His own cook, Toni 'El Negro' (Blackie), insisted on opening each mineral water bottle destined for el Jefe Maximo personally, to ensure none had been doctored. Paranoia could be Fidel Castro's middle name, and with some reason. The CIA is said to have once tried to 'eliminate' him with an exploding

cigar.

Visiting the ancient Galician capital of Santiago de Compostela yesterday, near where his father was born, the 65-year-old Cuban leader showed he can still pull a crowd. Castro strolled through the town's narrow, winding streets, grinning and waving as a few dozen locals waved Cuban flags, shouted his name and chanted: 'Cuba Yes, Yankees No'.

Most residents appeared at their doorways or on balconies. Some tourists continued with their beer or mejillones (mussels) before metal chairs, tables and plates were sent crashing by the joint media and security circus.

A few residents produced polite applause but most looked bemused by the passing roadshow of scuffling, stumbling photographers and no-nonsense guardia civil, flown in from Madrid, in overalls and baseball caps.

Corine van Groningen, a young tourist from Utrecht, at first screamed with excitement when told who was at the heart of the surging throng. It could just as well have been Michael Jackson. When she spotted the grey-bearded, hatless figure in the olive fatigues, her reaction echoed that of most local residents. 'I don't like his ideas, not at all. But it's not every day you get to see a legend.'

The legend himself, who attended an Ibero-American summit in Madrid last week, then visited the opening of the Olympics in Barcelona and Expo '92 in Seville, did indeed look larger than life. Since his father was Galician, and Fidel stood head and shoulders above his hosts here, one could only surmise that his mother, a Cuban, was an extremely tall lady. Finally catching a glimpse of his boots as he walked up the gangway of a tuna fishing boat at Puebla del Caraminal, 36 miles from Santiago, reporters noted that two-inch 'Cuban' heels added somewhat to the legend's impact.
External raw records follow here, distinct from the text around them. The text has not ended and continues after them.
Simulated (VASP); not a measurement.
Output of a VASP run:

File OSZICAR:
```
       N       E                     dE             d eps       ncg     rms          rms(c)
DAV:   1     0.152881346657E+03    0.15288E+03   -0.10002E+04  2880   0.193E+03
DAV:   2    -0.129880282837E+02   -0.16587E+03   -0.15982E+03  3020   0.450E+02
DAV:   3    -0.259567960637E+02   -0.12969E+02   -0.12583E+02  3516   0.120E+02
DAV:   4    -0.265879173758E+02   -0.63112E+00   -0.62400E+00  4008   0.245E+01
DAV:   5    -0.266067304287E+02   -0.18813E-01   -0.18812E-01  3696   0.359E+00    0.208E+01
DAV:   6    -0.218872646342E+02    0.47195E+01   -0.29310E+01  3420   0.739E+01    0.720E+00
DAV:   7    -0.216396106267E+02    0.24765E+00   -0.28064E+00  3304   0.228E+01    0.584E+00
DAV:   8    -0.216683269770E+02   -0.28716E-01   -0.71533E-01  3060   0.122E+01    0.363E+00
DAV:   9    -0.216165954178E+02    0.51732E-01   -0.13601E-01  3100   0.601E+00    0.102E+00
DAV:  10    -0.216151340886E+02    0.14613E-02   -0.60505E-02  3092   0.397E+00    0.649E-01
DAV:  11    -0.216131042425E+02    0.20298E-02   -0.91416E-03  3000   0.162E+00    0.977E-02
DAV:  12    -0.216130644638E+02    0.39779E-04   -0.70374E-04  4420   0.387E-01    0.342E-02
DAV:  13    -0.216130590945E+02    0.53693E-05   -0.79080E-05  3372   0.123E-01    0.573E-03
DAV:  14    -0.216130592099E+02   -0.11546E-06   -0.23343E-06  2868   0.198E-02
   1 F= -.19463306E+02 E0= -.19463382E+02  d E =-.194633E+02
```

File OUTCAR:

After the guardia cleared a path through curious bystanders from the local xunta (provincial government) building, the Cuban leader entered Santiago's world-renowned Gothic cathedral and did what millions of pilgrims have done before him. At the Portico of Glory, just inside the entrance, he placed his palm against a carved central column, where the erosion from the touch of countless visitors has left five clear finger-shaped grooves. According to tradition, pilgrims can make five wishes, one for each finger, and one will be granted.

If the Cuban leader happened to wish for a horse, he may find the wish granted. A local livestock ranch plans to present him with an Arab thoroughbred called Demon Son of Jaja. Ronald Reagan received an animal of the same blood line from King Juan Carlos, the ranchers said.

The aggressive security around the Cuban leader here was possibly the result of a hiccup a day earlier in Seville, when an exiled Cuban opposition leader, an ex-schoolchum of Castro, Jose Ignacio Rasco, managed to get face to face with the great man in Cuba's pavilion at Expo '92. 'Fidel, you must change, change for your own good,' Mr Rasco said before security men gave him the heave-ho.

The Cuban leader's host here was Galicia's Prime Minister, Manuel Fraga, a minister under Franco and still the power behind the throne in Spain's conservative Popular Party. Mr Fraga is also a product of a Galician father and a Cuban mother. He and Castro are said to have struck up a friendship of 'good chemistry' during Mr Fraga's visit to Cuba last September.